Fixed GPU Memory use issue and uncontrolled spawning of cpus and processes.

pnlbwh / CNN-Diffusion-MRIBrain-Segmentation

CNN based brain masking

Other

14 stars 10 forks source link

Fixed GPU Memory use issue and uncontrolled spawning of cpus and processes. #40

Closed RyanZurrin closed 3 months ago

RyanZurrin commented 5 months ago

I was able to fix this issue by setting TF to use Dynamic memory allocation instead of its default which is to allocate all the GPU memory. It usually will do this to prevent memory fragmentation. I have successfully ran two jobs in parallel on a GPU with only 11GB of memory, where before this was not possible.

tashrifbillah commented 4 months ago

Tashrif has committed in Ryan's master branch directly to resolve the above comments.

tashrifbillah commented 4 months ago

Whitespaces apart, the above are the two substantial blocks I could find in this PR. Are there any other blocks I should review? @RyanZurrin

RyanZurrin commented 4 months ago

The only other parts are in the beginning, where it checks what TF version and then imports based on version which is part of the dynamic allocation part, so you have checked everything important.

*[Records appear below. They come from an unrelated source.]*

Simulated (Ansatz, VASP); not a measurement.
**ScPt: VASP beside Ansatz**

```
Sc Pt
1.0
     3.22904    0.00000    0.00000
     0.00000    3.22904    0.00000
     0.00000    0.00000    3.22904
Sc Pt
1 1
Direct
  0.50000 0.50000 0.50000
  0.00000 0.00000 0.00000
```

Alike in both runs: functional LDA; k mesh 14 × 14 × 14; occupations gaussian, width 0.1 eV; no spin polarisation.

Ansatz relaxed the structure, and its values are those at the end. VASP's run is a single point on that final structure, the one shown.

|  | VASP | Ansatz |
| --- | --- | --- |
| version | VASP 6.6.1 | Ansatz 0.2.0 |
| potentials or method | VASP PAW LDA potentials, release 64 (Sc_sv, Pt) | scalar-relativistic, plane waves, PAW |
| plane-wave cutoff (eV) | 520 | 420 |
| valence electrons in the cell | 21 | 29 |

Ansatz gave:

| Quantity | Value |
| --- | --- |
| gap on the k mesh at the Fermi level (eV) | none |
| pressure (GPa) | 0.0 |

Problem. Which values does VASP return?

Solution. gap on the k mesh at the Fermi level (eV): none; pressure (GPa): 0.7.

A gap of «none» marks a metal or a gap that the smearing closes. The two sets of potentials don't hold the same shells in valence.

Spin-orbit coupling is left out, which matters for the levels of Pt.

tashrifbillah commented 4 months ago

Ryan's latest env_build_commands.md did not use GPU either in pnl-predict machine.

RyanZurrin commented 4 months ago

It used GPU when I was testing it. Maybe I can stop by, and we can go through the steps together.

RyanZurrin commented 4 months ago

As I mentioned already when using the pipeline_tests.sh it requires you to have fsl env activated which from my experience was using that env instead of the clean python env I built.

I did install from a clean python env and my bashrc was removed.

RyanZurrin commented 4 months ago

I think the old pipeline_tests.sh requires dependencies that are not needed for the CNN Masking; maybe we can make a cleaner pipeline_tests.sh that does not require so many unneeded dependencies.

tashrifbillah commented 4 months ago

pipeline_test.sh does not use a default environment. You, the user, need to source dcm2niix, ANTs, FSL before it can run. So pipeline_test.sh is not the issue.

RyanZurrin commented 4 months ago

yes when I sourced the FSL, it would take precedence even over my already activated conda env and that pipeline_test.sh would use the python from within the FSL and not the conda.

tashrifbillah commented 4 months ago

Thank you for the hint. I shall double check soon.

tashrifbillah commented 4 months ago

Tashrif's issue was he did not set the LD_LIBRARY_PATH or had a different CUDA-12 installation.

However, Tashrif and Ryan established that the new set of install instructions work on both CentOS 7 and Rocky9 machines.

As one last try, Tashrif will try to environmentalize the install instructions.

tashrifbillah commented 3 months ago

Tashrif is doing one final review of dwi_masking.py before merging it.

tashrifbillah commented 3 months ago

Merging Ryan's work so I have better control at finalizing a few things.